On the bag thing how is this computed? What happens if your “final destination” is a 4 hour car ride from the airport? Is the refund based on when the courier can “reunite” you with your bag, or just when the bag shows up at the arrival airport?
That’ll be the wiggle room in the rules when the DOT determines it.. There probably will be an expectation that the bag be delivered within 200 miles of the arrival airport or something like that.
Jim M – Congress doesn’t care about details. That’s for DOT to decide. So as Nick says, it’ll be determined by DOT when it’s turned into a rule.
According to my read of “Morning Transportation – Politico,” I see that the FAA reauthorization act runs out in 417 days. Congress will be back in session by then, won’t they?.
As I read the subject Act, surely there must be support out there for setting up a new Executive Department, the Department of Vetting, or the DOV. It would be a very large department what with the need to ensure that every man, woman and child, or whatever, is consistently and properly vetted, hundreds of times over, at least until death, or a reasonable time thereafter. Of course, using private sector “best practices” and mandating a GAO status/analysis report within 240 days of enactment, should take care of everything!
Thanks for the post, anyway.
“So if you’re flying Alitalia and your flight is delayed 20 hours,”
The shade of it all! And, it’s probably likely.
I agree with Cranky here. This is political pandering and almost worthless rules that will rarely come into effect.
Refunding bag fees if bags don’t arrive 12 hours after you do? I’d bet the vast majority of delayed bags on domestic travel arrive in well under 12 hours. Even for those that don’t, any airline with a lick of customer service should cheerfully refund the bag fee (and if the airline doesn’t do so after the pax makes a stink, for whatever reason, I would argue that a CC chargeback is in order).
One thing that is worth mentioning as a comparison is Delta’s 20 minute bag delivery guarantee. Given that Delta promises 2,500 Skypesos (miles, not $, I know, but still) if bags arrive >20 minutes late, I’m sure that delivering bags in 36x the time shouldn’t be an issue… And really, if bags do arrive >12 hours after the pax does, odds are VERY, VERY good that there are much more serious issues at stake network wide than just a few forgotten bags (e.g., computer system meltdowns, “storms of the century” at hubs, whatever).
It should be worth mentioning that AS introduced the bag guarantee first and that Delta just copied them (presumably for competitive reasons in SEA).
Good to know. I don’t get out West very often, so I rarely (if ever) fly Alaska.
I just think it’s amazing when Congress and the President combine to get anything done.
I know that Delta currently will give out a $25 voucher if you have a bag that is delayed more than 12 hours, but you have to fill out an online form to get the voucher. However, if you are elite, you don’t even get the voucher.
As for families sitting together, I know that the gate agents usually have a few rows in the back to play with in order to keep families together. I wonder if DL has to keep more seating free for families if they buy an E fare? I think if you do buy a fare and are stuck in all middles apart from your family, that’s on the customer for being too cheap to buy a fare that comes with a seating assignment.

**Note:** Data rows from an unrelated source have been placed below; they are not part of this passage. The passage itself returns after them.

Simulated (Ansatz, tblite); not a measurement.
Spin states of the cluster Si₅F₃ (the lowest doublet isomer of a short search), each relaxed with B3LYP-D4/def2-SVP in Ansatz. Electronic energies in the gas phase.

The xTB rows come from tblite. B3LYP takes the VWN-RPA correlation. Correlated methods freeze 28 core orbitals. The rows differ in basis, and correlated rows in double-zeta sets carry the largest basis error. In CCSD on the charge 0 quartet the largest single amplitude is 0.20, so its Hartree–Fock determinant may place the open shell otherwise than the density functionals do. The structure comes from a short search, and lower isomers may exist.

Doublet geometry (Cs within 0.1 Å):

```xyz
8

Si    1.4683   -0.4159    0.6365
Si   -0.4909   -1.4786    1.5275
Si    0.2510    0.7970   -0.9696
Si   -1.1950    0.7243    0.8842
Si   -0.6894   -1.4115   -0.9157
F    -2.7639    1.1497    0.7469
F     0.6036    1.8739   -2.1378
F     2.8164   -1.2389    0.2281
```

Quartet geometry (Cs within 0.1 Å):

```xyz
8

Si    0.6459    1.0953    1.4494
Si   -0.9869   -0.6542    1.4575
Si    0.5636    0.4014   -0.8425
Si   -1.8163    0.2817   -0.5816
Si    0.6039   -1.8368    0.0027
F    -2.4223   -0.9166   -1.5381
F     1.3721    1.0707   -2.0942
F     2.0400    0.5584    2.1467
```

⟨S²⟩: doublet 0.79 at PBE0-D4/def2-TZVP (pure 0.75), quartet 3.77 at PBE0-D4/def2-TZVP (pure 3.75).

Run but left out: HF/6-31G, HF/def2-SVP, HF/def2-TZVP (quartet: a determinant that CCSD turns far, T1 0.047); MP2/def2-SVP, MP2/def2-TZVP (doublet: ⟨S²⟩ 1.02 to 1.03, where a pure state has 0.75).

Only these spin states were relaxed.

Let me assure you that families will expect airlines to move heaven and earth to seat them together….. They won’t understand or care about ‘to the maximum extent possible’ provision. I expect the day to come soon when I loose my long pre-reserved aisle seat and am suddenly in a middle seat in order to accommodate families with children. If I question it I will be told it’s the law and be told that my other option is not to fly.
Well, theoretically, the airline could block off the appropriate seating the moment the reservation is made (even if it is in a lousy back row area). The only time this wouldn’t work is for a last minute flight.
I assume (hopefully not just in my wildest dreams) that the airlines will simply apply the same sort of analysis and logic to seat assignments that they already do to overbooking. Flights that tend to have a lot of family traffic will have more thought given to allowing for families to sit together, and flights to destinations that are more business-oriented will have less. This *shouldn’t* be that difficult (she said sagely, her mouth dripping with sarcasm).
The most amazing part of this is the fact that Congress actually passed a bill.
“If I’m an airline, I’ll guarantee this, but I won’t do it in advance. I’ll just handle it at the airport if there’s a problem. That’s how it’s done today anyway. So for families that want to guarantee seats together in advance, they’ll still have to pay for seating options. They won’t want to wait.”
I think the idea is that if it is guaranteed to get done at the airport, there is no harm in waiting. A family won’t pay more to guarantee seats together in advance when they can just go to the airport and get them. I know that one of the major reasons people pay for advanced seat assignments is the assurance that they will be together. If that assurance is there anyway, there is no need to pay.
Sorry, but I can’t agree with your assessment of this for consumers. The move on families sitting together seems like something that probably could have been handled by the carriers better, but I generally don’t have a lot of sympathy for those involved because I believe most folks just made a choice that they didn’t want to pay.
Baggage fees are another matter altogether. It is not good enough to just say that it doesn’t happen very often. Passengers who have paid for a bag to be checked, and then that bag doesn’t arrive for two days — they have paid for a service that they didn’t really receive and there should be a financial impact for carriers from this as an incentive to perform better.
I had a friend on a one-hour flight from DC to Canada last month wait two days for his bag to arrive with no information available on it until the taxi cab with the bag was outside my door. There were at least 4-6 nonstop flights on the route before it finally arrived, and another 12 options if they had sent the bag via another city. It’s great that bags don’t get lost so much anymore, but carriers could vastly improve what happens when they do.
Danie – I’m not sure we do disagree. Sure, this will help some people, but it won’t help a whole lot. So it is a win? Sure, but is it amazing? Not hardly.